Early spring is making its debut
Published 7:00 am Saturday, February 29, 2020
By Skip Rigney
Even if you didn’t have a calendar, early awakening native plants are telling us that we’re in the transition from late winter to early spring. I took a walk in the woods Thursday and saw the telltale red flowers on red maple trees. Closer to ground level were the red flowers of the Florida Anisetree, which, truth be told, is usually more the size of a shrub than a tree.
But, I don’t have to go for a walk in the woods to know that the seasons are changing. I’m reminded every time I get in my pickup truck and look through a windshield covered with yellow pollen from the many water oaks in our neighborhood.
Also, the days are noticeably longer. When we began February, the time from sunrise to sunset was 10 hours and 45 minutes. Today it’s 11 hours and 30 minutes.
Next weekend on Sunday, March 8, we will shift most of that extra daylight to the end of the day when we spring forward into daylight saving time.
Temperatures in Pearl River County during most of February were warmer-than-average, but as the cool spell of the last several days reminded us, it’s still much too early to pack away our sweaters and jackets. Low temperatures on both Thursday and Friday mornings were near or just below freezing throughout the county.

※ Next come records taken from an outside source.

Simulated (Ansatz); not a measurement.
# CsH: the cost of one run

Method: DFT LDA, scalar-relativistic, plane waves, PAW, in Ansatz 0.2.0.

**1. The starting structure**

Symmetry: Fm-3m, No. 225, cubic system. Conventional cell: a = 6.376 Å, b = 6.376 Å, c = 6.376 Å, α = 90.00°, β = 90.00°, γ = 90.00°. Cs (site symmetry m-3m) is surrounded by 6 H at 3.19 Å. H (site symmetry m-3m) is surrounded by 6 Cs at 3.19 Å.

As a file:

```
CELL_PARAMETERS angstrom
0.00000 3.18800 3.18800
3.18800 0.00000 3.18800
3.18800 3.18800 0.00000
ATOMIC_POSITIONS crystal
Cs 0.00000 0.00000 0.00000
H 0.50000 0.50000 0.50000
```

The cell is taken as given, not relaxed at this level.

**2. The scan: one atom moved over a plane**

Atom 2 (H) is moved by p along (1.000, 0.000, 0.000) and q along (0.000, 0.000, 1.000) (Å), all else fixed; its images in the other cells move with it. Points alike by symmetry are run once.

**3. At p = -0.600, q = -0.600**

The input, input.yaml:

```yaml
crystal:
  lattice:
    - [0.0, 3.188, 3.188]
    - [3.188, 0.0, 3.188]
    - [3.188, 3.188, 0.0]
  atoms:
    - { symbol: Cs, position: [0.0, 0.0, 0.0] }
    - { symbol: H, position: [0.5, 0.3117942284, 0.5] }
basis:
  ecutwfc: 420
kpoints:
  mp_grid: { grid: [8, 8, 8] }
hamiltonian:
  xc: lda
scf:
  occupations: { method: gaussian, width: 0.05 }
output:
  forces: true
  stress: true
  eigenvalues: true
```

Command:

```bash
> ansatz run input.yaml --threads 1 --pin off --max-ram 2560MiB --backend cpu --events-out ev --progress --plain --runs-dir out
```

There’s certainly plenty of frigid air still lurking way up north. Low temperatures this week in Fairbanks, Alaska, are forecast to be 20 to 30 below zero, and even the highs aren’t expected to make it above zero.
Depending on whose statistics you use, historically the median date for the last freeze in Picayune is between March 9th and 14th. That means that in 50 percent of years Picayune’s last freeze occurs before that period.
That also means that in the other 50 percent of years, freezes occur after mid-March. Based on past history you have to wait until late March to be 90 percent confident that Picayune has had its last freeze.
For now milder air will be the rule for the weekend and most of the upcoming workweek. Even after the next cool front moves through on Wednesday, forecasters expect highs to be near 70 and morning lows to drop only into the 40s Thursday through next Sunday.
The more significant impact of the next cool front is that it will bring us our best chance of rain for the entire week as it approaches Tuesday night and early Wednesday. There’s even a slight chance that it could touch off some heavy thunderstorms.
The National Weather Service’s Weather Prediction Center expects the main low pressure center along the front to track to our north through Tennessee where heavy rain could make flooding an issue. Fortunately for us, with most of the strong lift to our north, the WPC expects rainfall totals in south Mississippi on Tuesday and Wednesday to be less than one-half inch.
Heavier rainfall totals of one to two inches are expected in central Mississippi in the upper watershed of the Pearl River.
However, in our area the Pearl River is forecast to fall to its lowest levels in nearly a month by the end of the upcoming week according to the National Weather Service in Slidell.